NuGram IDE provides a tool to convert Nuance GSL grammars to SRGS ABNF, which can then be converted to XML form. But the tool does not convert the semantic tags. So lately we’ve started working on the conversion of GSL semantic tags to SISR, and what initially seemed like a simple project provoked a heated debate internally (well, I may be exaggerating a bit…
. I soon realized that this was because there are really two competing forces driving the design of such a tool:
- Correctness.The set of SISR tags generated automatically faithfully implement the behaviour of the corresponding Nuance GSL tags. In other words, the resulting grammar needs no manual intervention and the semantic results obtained using the generated grammar are always the same as if the original GSL grammar was used.
- Maintenance.The set of SISR tags generated automatically are easy to understand, and thus to modify. They are close to what an SISR developer would have written from the start.

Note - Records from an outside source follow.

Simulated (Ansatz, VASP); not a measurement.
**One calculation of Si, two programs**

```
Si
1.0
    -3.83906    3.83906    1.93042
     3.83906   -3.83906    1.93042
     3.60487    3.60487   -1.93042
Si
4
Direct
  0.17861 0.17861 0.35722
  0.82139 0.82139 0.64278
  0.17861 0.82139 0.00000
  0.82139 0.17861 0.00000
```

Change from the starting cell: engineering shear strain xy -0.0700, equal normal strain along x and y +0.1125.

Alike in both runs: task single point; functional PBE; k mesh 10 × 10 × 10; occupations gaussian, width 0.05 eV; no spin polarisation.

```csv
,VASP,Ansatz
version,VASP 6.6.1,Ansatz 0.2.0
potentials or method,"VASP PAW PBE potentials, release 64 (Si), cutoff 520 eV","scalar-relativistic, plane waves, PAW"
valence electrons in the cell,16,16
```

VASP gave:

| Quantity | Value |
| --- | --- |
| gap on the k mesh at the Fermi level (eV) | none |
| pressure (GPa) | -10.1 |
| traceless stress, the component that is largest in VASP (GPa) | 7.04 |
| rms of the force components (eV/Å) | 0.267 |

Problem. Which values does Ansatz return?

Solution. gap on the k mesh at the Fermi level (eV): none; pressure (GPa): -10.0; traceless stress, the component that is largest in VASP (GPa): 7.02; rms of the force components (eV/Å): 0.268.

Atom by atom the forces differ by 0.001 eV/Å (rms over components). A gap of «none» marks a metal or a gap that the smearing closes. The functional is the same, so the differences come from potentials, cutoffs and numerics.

To see why these two goals conflict, simply consider how calls to predefined GSL functions can be translated. The GSL tags language provides predefined functions for things as simple as arithmetic operations: $add, $sub, etc. Converting a GSL tag of the form:
{return (add($n $m))}
could generate a SISR tag like
{out = $add(n,m);}
if we want to preserve correctness. Here $add would be a function defined in a generated grammar header tag that implements an ECMAScript equivalent of the GSL add function, with proper handling of undefined values:
{!{
function $add(x, y) {
if (x == undefined || typeof x != "number") x = 0;
if (y == undefined || typeof y != "number") y = 0;
return x + y;
}
}!};
But if the converter inlines the call and adds some code to check for undefined values, it could produce something like:
{out = ((n == undefined || typeof n != "number") ? 0 : n)
+ ((m == undefined || typeof m != "number") ? 0 : m);}
when one would have simply written:
{out = n + m;}
Unfortunately, this last version may produce unexpected results at runtime. If n is undefined and m is 3, the sum will be NaN (not a number) instead of 3 as would have produced the original GSL tag. In that case, it is essential to complement the tool with a rigorous testing process, one that can ideally ensure that each and every semantic tag in the grammar will be executed at least once.
So which one is better?
The answer is: that depends. In some cases correctness is preferable, especially if the grammar requires little to no maintenance at all. That may be true of simple grammars. But most of the time, grammars change over time. New sentence patterns are added, rules are extracted, etc. So maybe it’s best to leave the choice to the developer by offering a flexible tool.
And you, what would you prefer: a conversion tool that ensures full correctness at all costs, or a tool that sometimes produces grammars that are potentially not equivalent to the original one but are more maintainable?